Christopher Smith wrote:
Darren New wrote:
Christopher Smith wrote:
Tell me how you ensure the destructor runs on an object you
dynamically allocated and forgot to call destroy on?
Object pools, allocators, garbage collectors, etc.
?? C++ doesn't have garbage collectors,
There are entire company's whose existence would contradict that.
Well, yeah, you can do some forms of garbage collection.
> No GC
in the standard, but you most definitely implement GC (indeed, most GC's
are implemented in C or C++, with assembly only being used for
optimization).
Sure. But that's not anything like what we're talking about. Of course
C#'s garbage collector isn't implemented in C#, but in whatever language
the CLR is written in.
and GC doesn't guarantee an object will get finalized, and now you're
telling me you can ensure your destructor runs by using garbage
collectors?
It wouldn't be my first choice, but some C++ GC's have synchronous API's
that block until all objects in the GC'd heap have had their destructors
invoked.
As does C#. How does that help?
So, when a process can no longer log successfully, you'd rather keep
it running than let it die, so it's parent can report the problem and
spawn a new child?!?!
No. When logging throws an exception, the exception gets caught and
logged.
/me just let's the logic of that sink right in. :-)
Depends on whether the exception that's thrown is a condition that's
persistent. If the database you're logging to goes down, you start
logging to the file system until it comes back up, for example.
Of course, if the recovery mechanism dies, then the process exits and I
hear about it. That's pretty rare, tho, and usually indicates a
configuration that's wrong. Indeed, I explicitly do not restart it,
because then I get splammed repeatedly by messages that it died and
restarted, when nothing is going to make it run right.

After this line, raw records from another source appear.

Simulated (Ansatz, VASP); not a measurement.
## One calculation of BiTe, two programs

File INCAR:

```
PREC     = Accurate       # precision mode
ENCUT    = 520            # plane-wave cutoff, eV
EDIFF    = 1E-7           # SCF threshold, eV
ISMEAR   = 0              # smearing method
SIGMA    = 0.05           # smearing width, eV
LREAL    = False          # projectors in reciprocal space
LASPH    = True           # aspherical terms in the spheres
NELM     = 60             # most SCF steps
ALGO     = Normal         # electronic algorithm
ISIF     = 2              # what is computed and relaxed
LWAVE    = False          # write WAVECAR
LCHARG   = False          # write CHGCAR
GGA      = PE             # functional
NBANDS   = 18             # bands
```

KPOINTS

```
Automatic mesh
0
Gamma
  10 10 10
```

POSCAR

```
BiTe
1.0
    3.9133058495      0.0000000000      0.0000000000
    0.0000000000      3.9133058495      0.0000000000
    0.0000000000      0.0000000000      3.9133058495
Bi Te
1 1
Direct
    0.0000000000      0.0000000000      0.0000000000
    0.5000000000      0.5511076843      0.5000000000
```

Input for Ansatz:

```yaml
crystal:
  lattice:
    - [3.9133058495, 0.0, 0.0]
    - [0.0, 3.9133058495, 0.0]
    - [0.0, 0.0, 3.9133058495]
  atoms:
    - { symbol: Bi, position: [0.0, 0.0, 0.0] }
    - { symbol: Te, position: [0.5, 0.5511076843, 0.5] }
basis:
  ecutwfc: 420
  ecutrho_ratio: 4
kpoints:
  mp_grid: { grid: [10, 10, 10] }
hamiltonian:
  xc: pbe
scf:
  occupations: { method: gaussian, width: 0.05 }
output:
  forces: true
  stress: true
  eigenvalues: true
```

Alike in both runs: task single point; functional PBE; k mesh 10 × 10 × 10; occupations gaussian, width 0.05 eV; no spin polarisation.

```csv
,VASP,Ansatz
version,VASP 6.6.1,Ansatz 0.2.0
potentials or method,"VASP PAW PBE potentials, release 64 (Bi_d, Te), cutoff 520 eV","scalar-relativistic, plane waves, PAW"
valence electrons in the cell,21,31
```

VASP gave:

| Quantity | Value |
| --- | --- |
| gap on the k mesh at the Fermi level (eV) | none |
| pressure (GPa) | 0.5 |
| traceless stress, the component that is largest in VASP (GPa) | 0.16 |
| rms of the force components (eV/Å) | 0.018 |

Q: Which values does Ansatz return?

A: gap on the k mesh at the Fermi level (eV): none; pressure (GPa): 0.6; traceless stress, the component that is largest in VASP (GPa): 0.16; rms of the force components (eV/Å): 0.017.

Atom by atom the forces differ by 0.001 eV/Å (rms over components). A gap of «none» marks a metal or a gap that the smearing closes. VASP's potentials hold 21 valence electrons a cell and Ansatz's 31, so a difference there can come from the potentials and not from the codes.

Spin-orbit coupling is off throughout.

Since I can reliably work with thrown exceptions, I don't really need to
write code that kills the whole process and restarts it from a different
process. That's usually never needed. Indeed, in the current system,
anything I didn't write gets monitored by that which I did write, and
restarted if it stops being responsive.
A *good* compiler should be able to do escape analysis and realize
that perhaps the object isn't even reachable (which is often the
case) outside of the block.
Agreed. That's another way of doing GC.
It's not quite the same thing, but it can be a helpful tool for
optimizing GC as well. My point is, all compilers fail to warn or
enforce good conventions. It is the nature of the beast.
True.
You're talking about a different kind of system than I am. The service
*does* know.
This some kind of special, relativity violating RPC system? ;-)
Depends on what you mean by "RPC". For example, the optimizer in Hermes
was capable of noticing that service B is always called by service A,
finding all the places that A called B, noticing that the variable in
(say) the second slot of the parameters was always at the same offset,
and compiling in a hard-coded address in B that pointed to A's memory
space, making the invocation more efficient than a straight-forward C
function call would have been. In spite of the semantics of the language
saying that A and B might be running on different machines. It easily
ran multi-user systems distributed over multiple machines with no
memory-mapping or protection hardware. And when one of those machines
crashed, enough extra metainformation was being passed around between
the machines that were communicating that a new machine could pick up
the state and replay the messages and catch up transparently.
So, yeah, the service *does* know.
--
Darren New / San Diego, CA, USA (PST)
It's not feature creep if you put it
at the end and adjust the release date.